Another in the occasional series and another book that I’ve already finished. The Story of Land and Sea for the most part lives up to the praise heaped on it. Katy Simpson Smith draws the reader in with an engrossing story of three generations of a family living in North Carolina as the Revolution winds down.
The characters evoke sympathy: the creative and imaginative little Tabitha; her father the former pirate John, who still mourns for her mother; Moll the slave; her son Davy; even Tabitha’s hidebound grandfather, Asa. Their intertwined lives offer a real sense of the ending of the Colonial era and the budding of the states.
For all that Ms. Simpson builds her plot and characters well, it is her language that captivates. Writing of Asa, who is trying to remember whether he was afraid during his very limited encounter with war against the Spanish in 1747: “This is what parents do: shape the emotions that will color memory.” A brilliant insight, elegantly written, as is his later observation: “Regret only exists once the opportunity for change is gone.” Not all the language belongs to the white masters. Young Davy comes to the “big house” in search of merchandise for John’s store. “The hearth room is shambled with boxes and jars and loose paper and dust. Davy picks up a few of the smaller boxes and stacks them in a corner on top of a wooden trunk. They leave behind empty mirrors of themselves in the dust, ghost outlines.” Ghost outlines rule my house. Now I may leave them alone so I can recall those beautiful words.

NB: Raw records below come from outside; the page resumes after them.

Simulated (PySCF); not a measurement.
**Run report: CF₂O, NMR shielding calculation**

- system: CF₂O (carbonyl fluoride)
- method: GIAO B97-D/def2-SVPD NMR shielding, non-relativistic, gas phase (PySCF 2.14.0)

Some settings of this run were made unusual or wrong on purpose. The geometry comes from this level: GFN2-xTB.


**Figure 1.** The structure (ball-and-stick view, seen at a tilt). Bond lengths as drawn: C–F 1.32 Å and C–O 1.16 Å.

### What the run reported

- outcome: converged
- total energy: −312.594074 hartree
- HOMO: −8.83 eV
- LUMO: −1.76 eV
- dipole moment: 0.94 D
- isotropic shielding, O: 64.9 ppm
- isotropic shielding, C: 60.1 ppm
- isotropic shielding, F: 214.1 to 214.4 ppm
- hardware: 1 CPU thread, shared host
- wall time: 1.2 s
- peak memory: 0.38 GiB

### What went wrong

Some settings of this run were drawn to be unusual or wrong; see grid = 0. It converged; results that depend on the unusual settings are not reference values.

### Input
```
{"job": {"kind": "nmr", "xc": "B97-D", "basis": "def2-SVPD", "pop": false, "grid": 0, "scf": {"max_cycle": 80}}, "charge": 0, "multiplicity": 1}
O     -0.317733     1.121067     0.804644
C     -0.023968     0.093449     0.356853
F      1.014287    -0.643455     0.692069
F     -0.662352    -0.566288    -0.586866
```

The ending of The Story of Land and Sea constitutes the only less than stellar experience. This problem has arisen in a number of contemporary works I’ve read lately. It leaves the feeling that the authors don’t know how to arrive at a conclusion that, even if it doesn’t wrap up every loose end, at least gives the sense that a resolution is possible, or that the characters are satisfied with the ambiguity. None of that is true here.